To mitigate the impact of humidity, pure silica materials⁹ and carbon materials with a hydrophobic nature^10,11 were previously used as CO₂ adsorbents because of their low affinity for H₂O molecules. However, this improved resistance to humidity was normally achieved by sacrificing CO₂/N₂ selectivity. Zeolites, 3-dimensional crystalline structures constructed from SiO₄⁴⁻ tetrahedra bridged by O atoms, offer an alternative. Although substituting Si atoms with elements like Al generates an overall negatively charged framework that attracts neutralizing cations (e.g., H⁺, Na⁺, Ca²⁺, and La³⁺) and enhances hydrophilicity, zeolites remain highly promising for CO₂ capture, as these incorporated cations can promote strong interactions with CO₂ and lead to high CO₂/N₂ selectivity.^11,12

To prohibit water vapor access, several feasible strategies have been proposed to modify zeolite surfaces: (1) polymerizing polyethylene terephthalate (PET) films on the zeolite surface,¹³ (2) combining ZIF materials with zeolites via a glass transition,¹⁴ (3) utilizing azide reagents as binders for composites,¹⁵ etc. However, these methods are complicated and may not be suitable for large-scale applications.
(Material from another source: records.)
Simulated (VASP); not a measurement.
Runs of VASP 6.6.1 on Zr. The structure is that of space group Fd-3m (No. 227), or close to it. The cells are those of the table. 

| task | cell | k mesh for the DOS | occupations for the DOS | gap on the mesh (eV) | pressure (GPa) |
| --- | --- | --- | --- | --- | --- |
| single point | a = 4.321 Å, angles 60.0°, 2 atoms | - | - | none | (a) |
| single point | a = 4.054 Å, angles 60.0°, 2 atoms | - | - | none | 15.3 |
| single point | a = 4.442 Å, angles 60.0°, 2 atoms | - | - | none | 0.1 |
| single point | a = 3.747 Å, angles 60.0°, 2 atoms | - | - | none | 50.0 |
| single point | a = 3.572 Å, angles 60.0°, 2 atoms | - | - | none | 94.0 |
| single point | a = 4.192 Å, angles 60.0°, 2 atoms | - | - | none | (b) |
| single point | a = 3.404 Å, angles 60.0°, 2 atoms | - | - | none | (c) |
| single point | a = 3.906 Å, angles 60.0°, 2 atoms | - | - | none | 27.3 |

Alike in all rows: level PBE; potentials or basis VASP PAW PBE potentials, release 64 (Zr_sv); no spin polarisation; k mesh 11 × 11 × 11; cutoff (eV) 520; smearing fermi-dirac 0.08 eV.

In this work, an efficient approach was introduced by grafting different alkyl molecules onto 13X zeolite via methanol condensation between hydroxyl groups of zeolite and methoxy groups of silanes (Fig. 1a and b).¹⁶ Alkyl chains with different carbon numbers were tested, i.e. trimethoxy(propyl)silane (3C), hexyltrimethoxysilane (6C), and dodecyltrimethoxysilane (12C). It is important to note that the kinetic diameter of hexyltrimethoxysilane (∼1.1 nm) fits the largest pore opening of 13X zeolite. The influence of alkyl-modified zeolites on the CO₂ adsorption performance has been investigated under humid flue gas conditions. The modified pore structure endows the material with remarkable CO₂ adsorption capacity, water resistance and excellent cycling stability, suggesting potential applications for post-combustion CO₂ capture.

Fig. 1 (a) A schematic diagram of the formation of alkyl-chain-grafted zeolite. (b) The condensation reaction of silanol with methoxy groups. Solid-state ¹³C NMR spectra of 13X-3C and trimethoxy(propyl)silane (c), 13X-6C and hexyltrimethoxysilane (d), and 13X-12C and dodecyltrimethoxysilane (e). SEM images of 13X-3C (f), 13X-6C (g), and 13X-12C (h).

According to the sol–gel poisoned Eden model, the three methoxy groups from the grafting agent can undergo two competing reactions: (1) condensation with surface hydroxy groups of zeolite or (2) self-condensation to form a low-fractal dimension¹⁶ and loosely structured carbon layer. The presence of hydroxyl groups in the zeolite can be confirmed by the broad Fourier transform infrared spectroscopy absorption peaks within the range of 3500–3100 cm⁻¹ and ¹H NMR peaks at 1.2 ppm (silanol groups) and 3.6 ppm (bridging oxygen hydroxyl groups) (Fig. S5 and S13). Compared with the ¹³C NMR spectra of the pure grafting agents (Fig. 1c–e), the disappearance of the methoxy signal (50 ppm; ①) from modified zeolite indicated condensation between the methoxy and surface hydroxyl groups. In addition, the attenuated signals at 9.3 ppm (⑦ and ) for 13X-6C and 13X-12C after grafting suggest a significant change in the local chemical environment for carbons adjacent to silicon atoms. To see the effect of the grafted groups, the crystalline structures of modified zeolites were compared with their parent materials (Fig. S2), and this shows that the introduction of alkyl molecules has no effect on the crystallinity, but the diffraction peaks shift slightly towards higher angles, which has a certain impact on the periodicity of the material.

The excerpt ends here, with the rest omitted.